Section 5. Reserves for Reappropriations
At the end of each fiscal year the Electric Supply Fund and Electric Distribution Fund Reserves
for Reappropriations will be set to an amount equal to the amount of all remaining capital
and non-capital budgets that will be reappropriated to the following fiscal year for each Fund
in accordance with Palo Alto Municipal Code Section 2.28.090.
Section 6. Electric Special Projects Reserve
The Electric Special Projects Reserve (ESP Reserve) will be managed in accordance with the
policies and timelines set forth in Resolution 9206 (Resolution of the Council of the City of
Palo Alto Approving Renaming the Calaveras Reserve to the Electric Special Project Reserve
and Adoption of Electric Special Project Reserve Guidelines). These policies and timelines are
included from Resolution 9206 as amended to refer to the reserves structure set forth in
these Reserves Management Practices:
a) The purpose of the ESP Reserve is to fund projects that benefit electric ratepayers;
b) The ESP Reserve funds must be used for projects of significant impact;
c) Projects proposed for funding must demonstrate a need and value to electric
ratepayers. The projects must have verifiable value and must not be speculative, or
high-risk in nature;
d) Projects proposed for funding must be substantial in size, requiring funding of at least
$1 million;
e) Set a goal to commit funds by the end of FY 2017;
f) Any uncommitted funds remaining at the end of FY 2022 will be transferred to the
Electric Supply Operations Reserve and the ESP Reserve will be closed;
Section 7. Hydroelectric Stabilization Reserve
The Hydroelectric Stabilization Reserve is used to manage the supply cost impacts associated
with variations in generation from hydroelectric resources. Staff will manage the
Hydroelectric Stabilization Reserve as follows:
a) Projected Hydro Output: Near the end of each fiscal year, staff will determine the
actual and expected hydro output for that fiscal year, compare that to the long-term
average annual output level (495,957 MWh as of March 2018), and multiply the
difference by the average of the monthly round-the-clock forward market prices for
each month of the current fiscal year.
b) Changes in Reserves. Staff is authorized to transfer the amount described in Sec. 7(a)
from the Operations Reserve to the Hydroelectric Stabilization Reserve for hydro
output deviations above long-term average levels, or transfer this amount from the
Hydroelectric Stabilization Reserve to the Operations Reserve for hydro output
deviations below long-term average levels.

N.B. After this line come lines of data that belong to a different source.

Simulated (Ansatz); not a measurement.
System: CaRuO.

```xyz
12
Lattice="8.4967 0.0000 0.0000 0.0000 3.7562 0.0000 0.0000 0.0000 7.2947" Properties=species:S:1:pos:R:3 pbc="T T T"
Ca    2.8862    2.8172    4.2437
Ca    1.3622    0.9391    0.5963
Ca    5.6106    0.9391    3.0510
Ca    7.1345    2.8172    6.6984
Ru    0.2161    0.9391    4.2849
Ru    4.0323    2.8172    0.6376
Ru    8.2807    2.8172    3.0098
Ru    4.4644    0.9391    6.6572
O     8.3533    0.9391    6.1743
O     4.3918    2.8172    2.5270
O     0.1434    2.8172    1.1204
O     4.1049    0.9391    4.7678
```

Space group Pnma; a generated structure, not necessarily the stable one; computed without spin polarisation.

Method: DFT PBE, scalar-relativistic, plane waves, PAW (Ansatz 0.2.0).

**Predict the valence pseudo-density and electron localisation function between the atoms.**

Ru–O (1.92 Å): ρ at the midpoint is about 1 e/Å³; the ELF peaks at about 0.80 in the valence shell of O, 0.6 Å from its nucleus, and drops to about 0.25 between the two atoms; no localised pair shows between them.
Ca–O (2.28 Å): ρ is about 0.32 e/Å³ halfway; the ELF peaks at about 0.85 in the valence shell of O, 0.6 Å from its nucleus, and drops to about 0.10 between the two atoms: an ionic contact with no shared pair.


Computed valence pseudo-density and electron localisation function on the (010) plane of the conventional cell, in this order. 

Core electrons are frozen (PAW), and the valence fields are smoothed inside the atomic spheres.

c) Implementation of HRA. The level of the Hydroelectric Stabilization Reserve after the
transfers described above shall be the basis for staff’s determination, with Council
ELECTRIC UTILITY FINANCIAL PLAN
June 2018 49 | Page
approval, of whether to implement the Hydro Rate Adjuster (Electric Rate E-HRA) for
the following fiscal year.
d) Reserve Guidelines. Staff will manage the Hydroelectric Stabilization Reserve
according to the following guideline levels:
Minimum Level $3 million
Target Level $19 million
Maximum Level $35 million
Section 8. Underground Loan Reserve
At the end of each fiscal year, the Underground Loan Reserve will be adjusted by the principal
payments made against outstanding underground loans.
Section 9. Public Benefits Reserve
The Public Benefits Reserve will be increased by the amount of unspent Public Benefits
Revenues remaining at the end of each fiscal year. Expenditure of these funds requires action
by the City Council.
Section 10. CIP Reserve
The CIP Reserve is used to manage cash flow for capital projects and acts as a reserve for
capital contingencies. Staff will manage the CIP Reserve according to the following practices:
a) The following guideline levels are set forth for the CIP Reserve. These guideline levels are
calculated for each fiscal year of the Financial Planning Period and approved by Council
resolution.
Minimum Level 20% of the maximum CIP Reserve guideline
level
Maximum Level Average annual (12 month)11 CIP budget, for
48 months of budgeted CIP expenses12
b) Changes in Reserves: Staff is authorized to transfer funds between the CIP Reserve and
the Reserve for Commitments when funds are added to or removed from the Reserve for
Commitments as a result of a change in contractual commitments related to CIP projects.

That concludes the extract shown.